Fire Support Observer/Controllers (O/Cs) routinely observe two problems with EA development:

1. Fire support officers (FSOs) and observers fail to establish a rational trigger-shooter plan.

2. Observer targeting inside the EA is not adequately developed to achieve battlefield success and commander's intent.

Successful EA development is vital to achieving commander's intent. It compels the FSO to consider such factors as the number of indirect fire assets available, training proficiency of observer/firing unit, the enemy's direction/rate of march, trigger and intercept points, terrain analysis, anticipated enemy actions, and the amount of time the enemy can be expected to remain inside the EA. The process requires forethought, analysis, and, in many instances, mathematical calculations. "Wargaming" issues, such as competing fires, communications, fixing systems, observation plan, terrain analysis, and clearance of fires procedures, are complex. The fire support O/C team refers to this collective process of wargaming and mathematical calculations as "battlefield calculus" (see figure 1).


Establishing a Trigger-shooter Plan. Successful EA development relies heavily on the effective use of battlefiled calculus. The commander's intent for fires usually requires fire supporters to develop a plan to attrit the enemy prior to its entry into an EA and its destruction once it enters the EA. To accomplish the implied task of engaging a moving target throughout the depth of the battlefield, observers must be proficient at engaging moving targets, i.e., establishing a trigger-shooter plan.

Even if a fixing system is emplaced and an EA established, the enemy (targets) will begin to move after being engaged inside the EA either to "push-through" or disperse.

To engage a moving enemy, observers must determine an intercept point (planned target location) and a trigger point. The intercept point is usually a target located along a road at a terrain chokepoint (a fixing system may or may not be available). Although observers usually choose a logical intercept point, selection of a trigger point is often less rational. Frequently the observer selection process consists of nothing more than approximating an appropriate trigger distance before the intercept point and then selecting a prominent terrain feature nearby which can be seen from a pre-selected observation post.


1. Ignore the "interpolation" approach to trigger selection. It is usually ineffective.

2. Instead, base your trigger point selection on a time-distance formula.

3. In choosing a trigger point, always consider:

a. The intended path of the target,

b. Target speed,

c. Time of flight (TOF), and

d. Call for fire (CFF) transmission time.

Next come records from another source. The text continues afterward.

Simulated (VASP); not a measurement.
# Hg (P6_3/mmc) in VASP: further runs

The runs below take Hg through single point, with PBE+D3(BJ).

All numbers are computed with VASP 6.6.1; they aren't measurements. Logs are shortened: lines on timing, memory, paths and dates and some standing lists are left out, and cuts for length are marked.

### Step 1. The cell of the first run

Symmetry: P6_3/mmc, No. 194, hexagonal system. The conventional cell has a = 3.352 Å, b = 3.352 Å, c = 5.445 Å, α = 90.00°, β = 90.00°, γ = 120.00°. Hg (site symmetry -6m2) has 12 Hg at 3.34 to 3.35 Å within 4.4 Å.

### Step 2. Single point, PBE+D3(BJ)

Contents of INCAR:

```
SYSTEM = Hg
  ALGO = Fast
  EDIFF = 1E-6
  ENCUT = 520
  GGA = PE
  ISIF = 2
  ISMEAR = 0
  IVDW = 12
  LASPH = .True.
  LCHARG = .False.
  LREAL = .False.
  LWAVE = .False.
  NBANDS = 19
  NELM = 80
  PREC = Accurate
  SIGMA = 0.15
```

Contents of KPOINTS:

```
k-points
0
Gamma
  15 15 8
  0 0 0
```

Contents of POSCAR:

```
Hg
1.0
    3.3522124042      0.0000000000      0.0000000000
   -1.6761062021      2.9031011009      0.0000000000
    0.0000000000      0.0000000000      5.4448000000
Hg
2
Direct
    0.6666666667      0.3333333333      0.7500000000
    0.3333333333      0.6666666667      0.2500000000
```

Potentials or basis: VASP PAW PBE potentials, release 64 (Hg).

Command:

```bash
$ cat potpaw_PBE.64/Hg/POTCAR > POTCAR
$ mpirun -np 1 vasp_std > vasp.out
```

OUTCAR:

4. Use this formula to determine the minimum distance the trigger point must be before the intercept point:

DISTANCE = (Transmission Time + Fire Mission Processing Time + TOF) x Target Speed

The best method for determining appropriate times is a combination of historical data based on FSO/observer experience and specific data provided during the rehearsal process. For example, the average transmission time for a CFF is 5-10 seconds. Fire mission processing time is dependent on target type (priority, on-call, or target of opportunity). Personal experience suggests priority targets take 60 seconds, on-call targets require 120 seconds and targets of opportunity require 160 seconds. TOF can be provided by the BN FDC during the field artillery rehearsal. FM 6-30, Observed Fire, provides target speed for enemy movement.

Proper calculation provides the observer with an exact distance from which to establish a trigger point. Unfortunately, the trigger point may not always coincide with a prominent terrain feature that can be observed day and night.


1. When the trigger point does not coincide with a prominent terrain feature that can be observed day and night, use a VS-17 aircraft marking panel for marking trigger points.

2. Burn low-grade fuel or charcoal inside a drum so it can be detected by thermal devices and consequently serve as a marking mechanism (trigger point) for night operations.

Observers who are not positioned to see the intercept and trigger point are simply not capable of executing the initial CFF and subsequent adjustments. Therefore, they are incapable of achieving commander's intent (attrition or destruction of the enemy).


1. Establish a trigger point on rational data (time-distance formula), not interpolated and selected based on prominent terrain features.

2. Ensure that observers finalize their observation posts after the selection of intercept and trigger points.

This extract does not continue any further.